Work Begins Soon On Possible Changes To Florida Constitution
For the third time in Florida history, the state’s Constitution Revision Commission is forming to study the state’s legal blueprint.
Northwest Florida will have a voice on the panel.
Thirty-six people – both Republicans and Democrats -- have been named to the CRC by Gov. Rick Scott, Senate President Joe Negron, House Speaker Richard Corcoran, and Chief Justice Jorge Labarga.
“Going into the constitutional revision, it’s a blank sheet of paper to do what we think is appropriate, and what we think will benefit the state for the next generation,” said former state Sen. Don Gaetz of Niceville, one of Negron’s picks for the commission.
“He and I had talked during the last legislative session,” said Gaetz. “The two of us had consulted a little bit about he was going to appoint people who would represent the state Senate, and he asked me if I’d be interested.”
When the CRC begins, they’ll have plenty of work to do. At 58,000 words, the Florida Constitution is seven times the length of its U.S. counterpart. More space is given in the state document for the care of pregnant pigs, than for the First Amendment in the U.S. Constitution.
“I do think that the Constitution of Florida reads a little bit like the Book of Leviticus,” said Gaetz. “It’s long and it’s got a lot of ‘don’ts and do’s’ in it. I have no agenda going into it; there’s not a part of the constitution I particularly want to change.”
Attorney General Pam Bondi is the 37th member, and businessman Carlos Beruff – who ran for the U.S. Senate in 2016 – was appointed chairman by Gov. Rick Scott. The commission will begin work next month, as the 2017 legislative session reaches its end. The next year, says Gaetz, will be a busy one.
“Debating, listening, holding public hearings, examining the existing constitution,” Gaetz said. “And then recommending changes to the voters in the November, 2018 general election. So that’s what we’ll be doing the next year, in order to plan for the next 20 years of Florida’s future.”
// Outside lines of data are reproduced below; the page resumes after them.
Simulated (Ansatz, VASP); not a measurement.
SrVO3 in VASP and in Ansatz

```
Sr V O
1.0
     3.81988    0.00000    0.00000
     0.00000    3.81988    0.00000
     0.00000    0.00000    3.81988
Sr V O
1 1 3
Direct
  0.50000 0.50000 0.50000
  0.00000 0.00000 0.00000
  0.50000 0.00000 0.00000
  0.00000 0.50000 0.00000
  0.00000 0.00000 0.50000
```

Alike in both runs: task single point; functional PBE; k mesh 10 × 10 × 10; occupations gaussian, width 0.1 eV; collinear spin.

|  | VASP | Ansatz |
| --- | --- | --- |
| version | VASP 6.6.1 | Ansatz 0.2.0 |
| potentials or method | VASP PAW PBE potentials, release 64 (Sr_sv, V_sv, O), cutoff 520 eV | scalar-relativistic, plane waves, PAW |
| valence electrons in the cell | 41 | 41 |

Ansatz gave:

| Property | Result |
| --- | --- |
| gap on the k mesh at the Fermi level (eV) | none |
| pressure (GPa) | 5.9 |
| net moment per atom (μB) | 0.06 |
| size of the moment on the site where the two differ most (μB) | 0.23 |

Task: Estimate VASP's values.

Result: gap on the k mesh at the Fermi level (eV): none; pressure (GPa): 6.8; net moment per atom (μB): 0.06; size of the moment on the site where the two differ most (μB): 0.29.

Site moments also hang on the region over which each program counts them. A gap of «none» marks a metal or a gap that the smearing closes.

And while the CRC is made up of people from various walks of life, the general rule is that no special knowledge of the constitution or governmental experience is necessary to serve.
In fact, the call for a Constitution Revision Commission every 20 years comes from the Florida Constitution itself -- Article XI, Section 2. The CRC is also one of five ways the constitution can be altered.